Find the equ. of a circle passing through the (- (5, -2) and has the same centre as the circle x ^ 2 + y ^ 2 - 4x + 8y - 40 = 0

1 answer

To find the equation of a circle passing through the point (-5, -2) and with the same center as the circle x^2 + y^2 - 4x + 8y - 40 = 0, we first need to find the center of the given circle.

The general equation of a circle is (x-h)^2 + (y-k)^2 = r^2, where (h,k) is the center of the circle and r is the radius.

Given circle equation: x^2 + y^2 - 4x + 8y - 40 = 0
Rearranging terms, we get: (x^2 - 4x) + (y^2 + 8y) = 40
Completing the square for x and y terms:
(x^2 - 4x + 4) + (y^2 + 8y + 16) = 40 + 4 + 16
(x - 2)^2 + (y + 4)^2 = 60

Comparing with the general equation, we find that the center of the given circle is at the point (2, -4).

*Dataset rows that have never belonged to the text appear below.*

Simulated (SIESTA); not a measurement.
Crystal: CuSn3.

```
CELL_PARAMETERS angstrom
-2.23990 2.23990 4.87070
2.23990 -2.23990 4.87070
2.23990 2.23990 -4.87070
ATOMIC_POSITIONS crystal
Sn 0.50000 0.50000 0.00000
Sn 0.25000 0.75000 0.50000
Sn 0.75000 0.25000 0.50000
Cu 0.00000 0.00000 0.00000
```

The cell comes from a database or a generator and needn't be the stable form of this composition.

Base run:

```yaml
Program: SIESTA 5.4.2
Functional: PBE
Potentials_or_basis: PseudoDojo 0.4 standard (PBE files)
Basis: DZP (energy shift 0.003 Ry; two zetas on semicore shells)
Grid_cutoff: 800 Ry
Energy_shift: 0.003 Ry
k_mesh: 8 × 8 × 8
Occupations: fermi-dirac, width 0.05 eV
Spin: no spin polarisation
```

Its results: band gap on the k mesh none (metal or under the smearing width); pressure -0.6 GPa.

Since the new circle has the same center, we can use the center as (2, -4) and the point (-5, -2) to find the radius of the new circle:
r = √[(-5 - 2)^2 + (-2 + 4)^2]
r = √(49 + 4) = √53

Now we have the center (2, -4) and the radius √53 of the new circle. We can write the equation of this new circle as:
(x-2)^2 + (y+4)^2 = 53.